SIFMA today sent a letter to Representative Spencer Bachus, chairman of the House Financial Services Committee, in response to his request for public comments on legislative alternatives to the Volcker Rule. The letter was co-signed by the Financial Services Roundtable.  

“The far-reaching consequences of the Volcker Rule demand a thorough analysis of the costs and benefits of the current statutory text, the intended goals of the Volcker Rule, and potential alternatives to the Volcker Rule to better achieve those goals without triggering consequences that Congress did not intend,” the letter said. “We believe that the many problems with the Volcker Rule identified by a wide variety of stakeholders demonstrate the need for a substantive re-evaluation by Congress, and we strongly support the Chairman’s initiative to do so.”  

In its letter to Chairman Bachus, SIFMA urged Congress to explore one wholesale alternative to Volcker that relies on already proposed capital rules and regulations that are under consideration and being implemented as a result of Basel III and other initiatives, rather than activities restrictions. A risk-based framework with an effective supervisory overlay, under which higher capital charges would apply to riskier activities as determined by the regulators, would be a more targeted and effective means of addressing the concerns underlying the Volcker Rule.  

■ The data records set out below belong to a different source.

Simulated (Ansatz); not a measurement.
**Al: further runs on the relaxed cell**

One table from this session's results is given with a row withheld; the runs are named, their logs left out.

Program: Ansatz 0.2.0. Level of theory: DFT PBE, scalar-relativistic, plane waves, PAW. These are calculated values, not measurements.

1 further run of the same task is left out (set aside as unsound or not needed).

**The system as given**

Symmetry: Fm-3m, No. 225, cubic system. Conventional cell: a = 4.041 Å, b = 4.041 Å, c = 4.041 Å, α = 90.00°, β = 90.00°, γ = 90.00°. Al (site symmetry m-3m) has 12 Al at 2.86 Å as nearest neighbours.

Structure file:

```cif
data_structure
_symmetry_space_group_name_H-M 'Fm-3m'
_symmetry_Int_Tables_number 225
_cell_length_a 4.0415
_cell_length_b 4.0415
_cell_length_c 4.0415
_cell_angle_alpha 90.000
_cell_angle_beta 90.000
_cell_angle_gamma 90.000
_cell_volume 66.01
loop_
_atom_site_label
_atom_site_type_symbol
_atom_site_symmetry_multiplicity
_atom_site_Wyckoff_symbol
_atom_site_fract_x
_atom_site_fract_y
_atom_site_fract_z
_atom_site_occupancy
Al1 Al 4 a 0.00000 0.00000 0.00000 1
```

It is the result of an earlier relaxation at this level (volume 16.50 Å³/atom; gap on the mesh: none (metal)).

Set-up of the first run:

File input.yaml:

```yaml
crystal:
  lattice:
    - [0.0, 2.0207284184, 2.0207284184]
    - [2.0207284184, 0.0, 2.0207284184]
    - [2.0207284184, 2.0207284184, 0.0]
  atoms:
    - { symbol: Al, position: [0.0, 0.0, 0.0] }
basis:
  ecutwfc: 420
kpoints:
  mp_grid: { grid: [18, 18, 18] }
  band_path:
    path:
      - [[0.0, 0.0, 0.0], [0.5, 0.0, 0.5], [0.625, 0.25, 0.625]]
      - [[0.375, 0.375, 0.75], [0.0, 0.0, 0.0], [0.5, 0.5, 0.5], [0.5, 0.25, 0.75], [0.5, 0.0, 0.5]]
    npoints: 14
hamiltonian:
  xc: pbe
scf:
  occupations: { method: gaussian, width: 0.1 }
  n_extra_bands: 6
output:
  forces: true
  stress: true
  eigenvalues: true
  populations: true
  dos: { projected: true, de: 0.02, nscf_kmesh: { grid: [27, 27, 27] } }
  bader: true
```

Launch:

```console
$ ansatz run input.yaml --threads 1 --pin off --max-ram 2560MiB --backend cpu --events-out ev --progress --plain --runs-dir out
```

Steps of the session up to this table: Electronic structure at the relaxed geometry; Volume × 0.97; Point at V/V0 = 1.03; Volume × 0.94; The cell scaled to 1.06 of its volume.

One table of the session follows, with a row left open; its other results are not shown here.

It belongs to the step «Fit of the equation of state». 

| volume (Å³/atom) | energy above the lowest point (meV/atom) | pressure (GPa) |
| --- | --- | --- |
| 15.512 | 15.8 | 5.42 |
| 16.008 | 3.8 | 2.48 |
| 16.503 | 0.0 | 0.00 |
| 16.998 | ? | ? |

While SIFMA supports a comprehensive re-evaluation of the Volcker Rule, including the risk-based approach, should Congress determine to retain the Volcker Rule framework as enacted, SIFMA believes that several modifications to the existing statute are necessary to achieve its goals without harming the ability of banking entities to continue to provide client-oriented financial services.  Those modifications include:  

  • Reverse the Presumption that All Short-Term Principal Trading is Impermissible: SIFMA believes that Congress should reconsider the structural approach of the Volcker Rule’s approach to proprietary trading and reverse the presumption that all short-term principal trading with the intent to profit from changes in short-term price movements, wherever located within a banking organization, is impermissible.  As an alternative, we believe the structure of the statute should define proprietary trading to capture only the types of trading activities that Congress intended to restrict, that is, those that are not related to client-oriented financial services and that are intended to generate profit from short-term price movements for the banking entity.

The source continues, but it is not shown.